The corporate sector is also recognizing that ending plastic pollution, and nature and climate action are inseparable. You cannot address one without the other. Companies that once viewed environmental initiatives as separate workstreams are now building integrated strategies that address emissions, biodiversity, water, and waste simultaneously.

© Ikea
The Power of Implementation
If there was a theme that echoed throughout the week, it was this: implementation is everything. The world needs commitments turned into measurable impact.
What gives me hope is seeing the infrastructure for implementation finally taking shape. New coalitions are forming not just to set standards, but to share practical tools and learnings. Companies are learning more from their failures, not just their successes, creating space for collective problem-solving. Financial institutions are developing mechanisms to channel capital toward solutions at the speed and scale required.
The power of implementation lies in its ability to create momentum. Each successful project becomes a blueprint. Each challenge overcome removes a barrier for the next company. This is how we move from isolated initiatives to systemic change.
Moving Forward Together
But companies cannot drive the systems change needed on their own. Policy action is essential—including national extended producer responsibility frameworks and a strong, legally binding global treaty—to level the playing field and enable transformation at scale.

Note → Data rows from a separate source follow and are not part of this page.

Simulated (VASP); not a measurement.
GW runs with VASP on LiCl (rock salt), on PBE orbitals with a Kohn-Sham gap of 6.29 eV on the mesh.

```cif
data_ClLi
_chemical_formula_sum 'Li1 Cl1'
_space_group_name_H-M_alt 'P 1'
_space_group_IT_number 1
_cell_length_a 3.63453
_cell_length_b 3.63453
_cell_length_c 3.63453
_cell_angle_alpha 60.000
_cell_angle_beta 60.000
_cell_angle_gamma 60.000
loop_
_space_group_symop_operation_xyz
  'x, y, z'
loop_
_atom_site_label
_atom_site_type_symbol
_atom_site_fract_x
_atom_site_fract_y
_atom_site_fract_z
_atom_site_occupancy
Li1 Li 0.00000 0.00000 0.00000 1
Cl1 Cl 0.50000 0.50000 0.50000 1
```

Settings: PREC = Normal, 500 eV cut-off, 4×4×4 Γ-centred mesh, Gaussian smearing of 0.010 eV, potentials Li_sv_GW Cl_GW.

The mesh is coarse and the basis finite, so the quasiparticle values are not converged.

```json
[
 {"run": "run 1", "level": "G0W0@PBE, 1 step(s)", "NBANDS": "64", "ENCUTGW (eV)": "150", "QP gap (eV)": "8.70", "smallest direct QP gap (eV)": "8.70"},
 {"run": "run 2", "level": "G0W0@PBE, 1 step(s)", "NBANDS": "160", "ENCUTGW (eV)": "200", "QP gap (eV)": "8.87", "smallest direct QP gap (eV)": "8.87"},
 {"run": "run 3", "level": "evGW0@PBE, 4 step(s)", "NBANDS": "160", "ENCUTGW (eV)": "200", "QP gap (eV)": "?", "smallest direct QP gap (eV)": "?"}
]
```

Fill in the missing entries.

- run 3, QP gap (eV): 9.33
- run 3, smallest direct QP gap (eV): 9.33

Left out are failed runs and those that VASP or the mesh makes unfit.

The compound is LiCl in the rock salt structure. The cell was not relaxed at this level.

Solutions like scaling reuse, improving collection and recycling infrastructure, and reducing leakage in high-risk geographies require stakeholders across the entire plastic value chain to collaborate, advocate, and invest beyond their own operations. No single actor can solve this alone – which is why we created the Blueprint for Credible Action on Plastic Pollution to help guide companies on their implementation journey.
That’s also why we’ve relaunched ReSource, where we take a collaborative, multi-stakeholder approach to helping companies act, advocate, and invest towards the systems change we know we need to tackle the plastic pollution crisis.
Climate Week reminded me of why this work matters and why collaboration is non-negotiable. No single organization, government, or company can solve these challenges alone. But together, with a focus on real implementation and accountability, we can create the transformation our planet desperately needs.